There are far too many options to list in this review, but some of the more prominent ones included the Juicy's Outlaw Grill, which offers giant western sausage ($9.75), ˝ lb. Outlaw burger ($9.75), and the "texas-sized" turkey leg ($10.75).
The most popular stand appeared to be King Taco, which had soft tacos ($1.75), burritos ($7-$8.50), and nachos ($7 or $8 with meat).
The nationally known California Pizza Kitchen offered pizzas ($12) and salads ($10) with a slew of different varities.
Common sporting staples such as kettle corn ($7 for medium and $10 for large),roast beef sandwiches, burgers, cheesesteaks, chili cheese fries, pastrami, sausages and hot dogs were available.
Most beverages were priced at $4 and included energy drinks, sodas, teas, and water. Those seeking alcohol would not have to go far as the stands were easy to find. Beers offered Tecate, Dos Equis, and Heineken ($5.75 for a 12 oz and $9.75 for a large).
Of all of the options, the artisan ice cream sandwiches (two oven warm chocolate chip cookies with ice cream in the middle) were easily my favorite.
Location. Location. Location. Situated on the shores of Long Beach, this event creates excitement unlike any other in Long Beach. The beautiful marina with views of the Pacific Ocean, the Long Beach skyline, the sunny blue skies, vast array of vendors just minutes and the Queen Mary towering quietly in the distance all make for one thrilling event.

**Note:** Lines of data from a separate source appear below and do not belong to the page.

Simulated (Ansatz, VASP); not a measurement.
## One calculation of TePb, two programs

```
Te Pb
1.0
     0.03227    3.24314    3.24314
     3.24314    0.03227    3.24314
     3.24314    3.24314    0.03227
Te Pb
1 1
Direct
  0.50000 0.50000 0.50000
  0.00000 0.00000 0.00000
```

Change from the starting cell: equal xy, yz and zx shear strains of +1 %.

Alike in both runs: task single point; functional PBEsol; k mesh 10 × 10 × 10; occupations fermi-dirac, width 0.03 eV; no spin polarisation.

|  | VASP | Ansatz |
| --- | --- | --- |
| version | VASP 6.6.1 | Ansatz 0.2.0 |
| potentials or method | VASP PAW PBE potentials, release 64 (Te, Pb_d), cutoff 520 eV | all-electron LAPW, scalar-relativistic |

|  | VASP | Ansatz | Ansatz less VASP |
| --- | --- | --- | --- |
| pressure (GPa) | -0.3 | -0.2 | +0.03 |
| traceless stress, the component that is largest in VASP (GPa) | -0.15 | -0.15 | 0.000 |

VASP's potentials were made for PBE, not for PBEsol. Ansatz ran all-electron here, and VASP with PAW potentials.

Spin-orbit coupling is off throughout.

As fans approach the circuit, they'll notice the smoke rising from the barbeque pits, the cheers of the crowd, and most notably the roar of the engines.
Throughout the weekend, there is just one event after the next, from the Miss Toyota Grand Prix of Long Beach Pageant to the celebrity race to the Mother's Exotic Car Paddock. It's all simply a fury of excitement that has fans going from sunrise to sunset.
Long Beach is loaded with things to see and do, and the location of the track is perfect for visitors to take many of the attraction in during a single trip.
In the downtown area, fans can take in the Aquarium of the Pacific or walk around the Rainbow Harbor and admire the lighthouse in Shoreline Park. One of the world's most famous ocean liners, the Queen Mary is harbored in Long Beach and offers tours daily.
There is certainly no shortage of restaurants and night life surrounding the track. One might say it's rather overwhelming to choose just one. Many restaurants are fenced in with the track, while others are just a short walk away. Some of the popular eateries include Café Sevilla, Bubba Gump Shrimp Company, Beachwood BBQ & Brewery, Famous Dave's BBQ Pit, George's Greek Café, Island's Burgers, Hooters, and King's Fish House. If fans are in search of drinks in the evening, some popular choices include Mai Tai Bar, Auld Dubliner, Tequila Jacks, and Congregation Ale House.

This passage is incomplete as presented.